These sources made it clear to the Israelis that they plan to claim line 29 and that they were ready to hear any remarks based on international law. However, the indirect talks that were held on a regular basis in Naqoura between the Lebanese and Israeli delegations via a US mediation have been suspended since the last meeting on May 4, 2021.
The Dubious International Law Validity of Israeli and American lines
According to Laurie Haytian, Senior Middle East Officer for the Institute for Natural Resource Governance, the Israel line is not valid, as it “deviates northward to connect with the so-called point 1 which is the common starting point of the two maritime border lines separately agreed between Lebanon and Israel with Cyprus,” she told Inside Arabia. However, the treaty between Lebanon and Cyprus was not approved by the Lebanese parliament and is therefore invalid.
As for line 23, “a part of it was drawn at random by the Lebanese government and does not follow any of the legally and technically acceptable demarcation techniques,” Haytian explains adding that “the many technical errors in the delimitation of the Lebanese line 23 cast doubt on the competence and the capacities of the members of the Lebanese delegation [in] 2010-2012.”
The Israeli line lacks a legal basis as it goes beyond what is permitted by international treaties.
Haytian concludes that the Israeli line lacks a legal basis as it goes beyond what is permitted by international treaties. Conversely, the Lebanese line 23 is also illegal as it does not follow any recognized demarcation technique and extends far below what is appropriate under international law.
Haytian argues that the validity of the Hof line proposed by the American mediator is also questionable, as it considers the presence of the abandoned rock Tekhelet on the Israeli side, which pushes the equidistance line northward and deprives Lebanon of an area of 1,800 square kilometers. According to her, giving full weight to abandoned rocks as if they were actual islands, is contrary to international legal standards: “Far from being a win-win solution to the conflict, the Hof line was a hard and lost scenario, as Israel got more than the maximum it could legally target, and Lebanon ended up with less than the minimum it could get under international law.”

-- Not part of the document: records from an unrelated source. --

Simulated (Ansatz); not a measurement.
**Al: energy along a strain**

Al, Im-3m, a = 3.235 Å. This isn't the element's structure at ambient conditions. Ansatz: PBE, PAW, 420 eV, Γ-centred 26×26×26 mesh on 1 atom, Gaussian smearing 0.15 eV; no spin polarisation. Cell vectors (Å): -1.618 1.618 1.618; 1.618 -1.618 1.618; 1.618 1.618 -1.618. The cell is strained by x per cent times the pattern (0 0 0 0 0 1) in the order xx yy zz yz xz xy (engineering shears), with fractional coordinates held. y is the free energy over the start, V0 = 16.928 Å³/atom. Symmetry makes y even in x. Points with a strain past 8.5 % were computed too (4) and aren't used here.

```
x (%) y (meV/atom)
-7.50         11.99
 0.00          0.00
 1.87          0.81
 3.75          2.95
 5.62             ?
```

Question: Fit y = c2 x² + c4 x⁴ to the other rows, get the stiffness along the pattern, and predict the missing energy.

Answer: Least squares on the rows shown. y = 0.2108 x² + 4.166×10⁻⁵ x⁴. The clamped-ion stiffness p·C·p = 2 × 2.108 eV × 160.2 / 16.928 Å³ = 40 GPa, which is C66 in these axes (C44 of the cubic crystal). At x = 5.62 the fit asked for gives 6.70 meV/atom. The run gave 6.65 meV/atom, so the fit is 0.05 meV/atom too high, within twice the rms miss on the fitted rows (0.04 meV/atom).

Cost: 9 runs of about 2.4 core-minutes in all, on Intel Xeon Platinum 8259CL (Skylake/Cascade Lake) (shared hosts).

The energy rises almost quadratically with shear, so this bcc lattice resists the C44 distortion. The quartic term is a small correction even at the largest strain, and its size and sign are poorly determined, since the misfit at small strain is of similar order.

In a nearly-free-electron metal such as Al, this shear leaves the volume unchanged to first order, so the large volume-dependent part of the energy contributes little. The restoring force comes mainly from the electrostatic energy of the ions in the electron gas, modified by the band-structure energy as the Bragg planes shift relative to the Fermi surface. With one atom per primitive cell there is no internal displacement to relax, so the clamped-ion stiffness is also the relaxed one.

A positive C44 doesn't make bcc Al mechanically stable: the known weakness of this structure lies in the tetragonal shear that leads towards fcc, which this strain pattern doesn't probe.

From Haytian’s perspective, the Hof line cannot constitute a solution to the maritime dispute between Lebanon and Israel, nor can it be a starting point or basis for future negotiations between the two parties. The only workable settlement will have to deal with what constitutes the core of the dispute at stake: the effect of the rock of Tekhelet on the delimitation line. Here is where compromises might be found and accepted. Otherwise, the conflict is likely to last forever to the detriment of the economies of both states and the stability of the region.
The core of the dispute is the effect of the rock of Tekhelet on the delimitation line.
Lebanese Officials Agree on Abandoning Lebanon’s Economic Rights
Lebanese President Michel Aoun was the sponsor of the Lebanese line 29 until the start of the indirect negotiations in Naqoura in October 2020. But when the time came to send the decree officializing the adoption of line 29 instead of line 23 (rejected by the army and the experts) to the United Nations, President Aoun suddenly withdrew his support, refusing to sign the executive decree.
This refusal of the more advantageous line 29 was followed by Parliament Speaker Nabih Berri as well as Prime Minister Najib Mikati, who consider that there is no official Lebanese line other than line 23. As for Hezbollah, it distanced itself from this question entirely, since its secretary-general declared that he will “leave it to the State to determine the borders of the country.” This evasion of responsibility comes at a time when Hezbollah holds a major influence over the State apparatus, such as the Parliament (where it retains the majority of seats with its allies), the Council of Ministers, and the Presidency of the Republic.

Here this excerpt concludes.